NVIDIA / NeMo

A scalable generative AI framework built for researchers and developers working on Large Language Models, Multimodal, and Speech AI (Automatic Speech Recognition and Text-to-Speech)
https://docs.nvidia.com/nemo-framework/user-guide/latest/overview.html
Apache License 2.0
11.84k stars 2.46k forks source link

GPU memory is used although cpu() is called #3289

Closed awsomecod closed 2 years ago

awsomecod commented 2 years ago

I run the following commands:

import nemo
import nemo.collections.asr as nemo_asr
import nemo.collections.nlp as nemo_nlp
import nemo.collections.tts as nemo_tts

quartznet = nemo_asr.models.EncDecCTCModel.from_pretrained(model_name="stt_en_quartznet15x5").cpu()
English_text = quartznet.transcribe(['~/audio1.wav'])

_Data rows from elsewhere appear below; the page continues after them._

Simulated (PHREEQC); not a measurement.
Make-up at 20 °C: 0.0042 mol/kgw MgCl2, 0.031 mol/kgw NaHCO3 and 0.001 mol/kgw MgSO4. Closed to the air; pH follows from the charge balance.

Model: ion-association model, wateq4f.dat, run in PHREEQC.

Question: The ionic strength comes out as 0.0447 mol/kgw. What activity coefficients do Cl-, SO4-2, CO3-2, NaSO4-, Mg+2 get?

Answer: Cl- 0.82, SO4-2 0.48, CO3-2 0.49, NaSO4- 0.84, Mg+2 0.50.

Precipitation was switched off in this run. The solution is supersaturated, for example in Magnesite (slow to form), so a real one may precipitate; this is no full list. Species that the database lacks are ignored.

In the output of nvidia-smi, I see that 800 Mb of GPU is used when running the above commands. Why? My expectation is that no GPU memory should be used when I use cpu().

titu1994 commented 2 years ago

By default, from_pretrained and restore_from will restore and place the model on the GPU if no "map_location" is provided. So first it goes onto the GPU then moved to the CPU with .cpu(). You will need to use map_location="cpu" in from_pretrained.

awsomecod commented 2 years ago

That fixed the issue.